The weekend of Easter and Passover seems a suitable moment to reflect on the nation’s “original sin.’’ The United States asserted its independence in 1776 by declaring “that all men are created equal, that they are endowed, by their Creator, with certain unalienable rights…” And yet, the Constitution written in 1787 accepted that slavery would continue and that black men and women would not enjoy unalienable rights.
Over the course of two and a third centuries, a civil war has been fought, slavery abolished, then Jim Crow laws enacted, later overturned by landmark court rulings and civil rights and voting rights laws. Still, America remains marked by the faults of its founders.
Schools carried the taint through racial segregation and through persistently inadequate facilities, supplies and instruction for minority and poor children. So what can schools now do to rub off some of the taint?

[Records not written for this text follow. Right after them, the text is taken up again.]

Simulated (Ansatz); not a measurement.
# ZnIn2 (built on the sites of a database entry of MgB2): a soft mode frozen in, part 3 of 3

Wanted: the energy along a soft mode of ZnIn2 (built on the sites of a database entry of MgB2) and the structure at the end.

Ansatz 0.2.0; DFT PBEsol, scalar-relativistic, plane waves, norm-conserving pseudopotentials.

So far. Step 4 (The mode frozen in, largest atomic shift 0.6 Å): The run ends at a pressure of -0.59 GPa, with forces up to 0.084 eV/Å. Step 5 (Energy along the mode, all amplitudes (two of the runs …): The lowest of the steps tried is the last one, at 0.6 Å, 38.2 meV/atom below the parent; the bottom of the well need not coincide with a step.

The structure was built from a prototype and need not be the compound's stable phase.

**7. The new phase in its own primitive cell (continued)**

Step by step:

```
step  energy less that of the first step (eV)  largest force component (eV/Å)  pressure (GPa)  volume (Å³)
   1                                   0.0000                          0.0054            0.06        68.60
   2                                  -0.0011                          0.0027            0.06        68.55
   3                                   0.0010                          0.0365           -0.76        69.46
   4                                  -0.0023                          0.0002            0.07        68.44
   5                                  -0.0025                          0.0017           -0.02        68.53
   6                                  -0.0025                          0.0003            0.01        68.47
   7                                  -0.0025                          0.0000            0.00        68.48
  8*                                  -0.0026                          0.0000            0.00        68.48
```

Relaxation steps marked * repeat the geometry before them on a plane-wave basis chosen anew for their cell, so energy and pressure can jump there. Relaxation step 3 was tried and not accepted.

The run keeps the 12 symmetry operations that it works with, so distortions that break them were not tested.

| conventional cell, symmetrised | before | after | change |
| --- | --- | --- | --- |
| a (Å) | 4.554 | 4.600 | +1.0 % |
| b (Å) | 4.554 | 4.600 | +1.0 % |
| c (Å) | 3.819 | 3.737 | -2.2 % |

For one thing, educators can ensure that today’s young people have a fuller education in history than their parents and grandparents in the South likely received. That point comes across in New Orleans Mayor Mitch Landrieu’s new book, In the Shadow of the Statues: A White Southerner Confronts History.
As mayor, Landrieu took the initiative by having four statues – three Confederate memorials and one commemorating a white-supremacists’ revolt – removed from public spaces in his city. The book, part memoir, part political discourse, gives his rationale for removing the statues as well as his account of serving in the legislature along with former KKK wizard David Duke and of the flooding of New Orleans after Hurricane Katrina that exposed acute urban poverty.
“I had, of course, studied the Civil War in school, or so I thought,’’ says Landrieu. “The real problem is I wasn’t taught much at all. My middle and high school classes consisted of lessons about the various battles of the war…There was little to nothing on the morality of slavery…Barely a passing mention on Reconstruction.”
My own recollection coincides with Landrieu’s. I was in high school in Baton Rouge 15 years before he was in high school in New Orleans. I remember day after day of Civil War battle lines drawn on the chalkboard, but recall little exploration of slavery, Reconstruction and Jim Crow until college history courses.
The death of Linda Brown in Topeka, KS, earlier this week served as a reminder of another historical moment that ought to be well-taught. As a young schoolgirl, she was the named plaintiff in the case of Brown v. Board that the U.S. Supreme Court used to declare racially segregated schools unconstitutional.
As federal courts enforced the ruling – especially through the busing decision in the famous Charlotte-Mecklenburg case – Southern states led the nation for a while in racially and economically integrated schools. But when courts later released districts from desegregation orders, a resegregation dynamic took hold. That reality is unlikely to be reversed in the near term, but public policymakers can avoid actions to accelerate the trend – and do what it takes to develop more public schools that parents want their children to attend.
While bolstering the teaching of history and avoiding further racial segregation, North Carolina officials have additional important work to do within schools. One is to persist in alleviating the deleterious influence of “unconscious bias’’ through professional development programs for teachers. Research led by Seth Gershenson of American University has shown “clear disparities in the expectations that teachers have for students of different races’’ that can be addressed with no-blame “teacher-facing’’ strategies.
Another challenge, illuminated in the “Teaching-in-color’’ articles featured this week on EdNC, is to recruit more blacks and Latinos into North Carolina’s classrooms – most especially black men as teachers. Both Adam Rhew and James E. Ford, also drawing on research by Gershenson and others, pointed out that having even one black male teacher increased the chances of low-income black students graduating by 39 percent.
Schools have often become contested space as well as exhibits of the nation’s racial divisions. Still, schools can serve as potent instruments for healing divisions, narrowing gaps – and contributing enlightenment to the nation’s long struggle to cope with its “original sin.”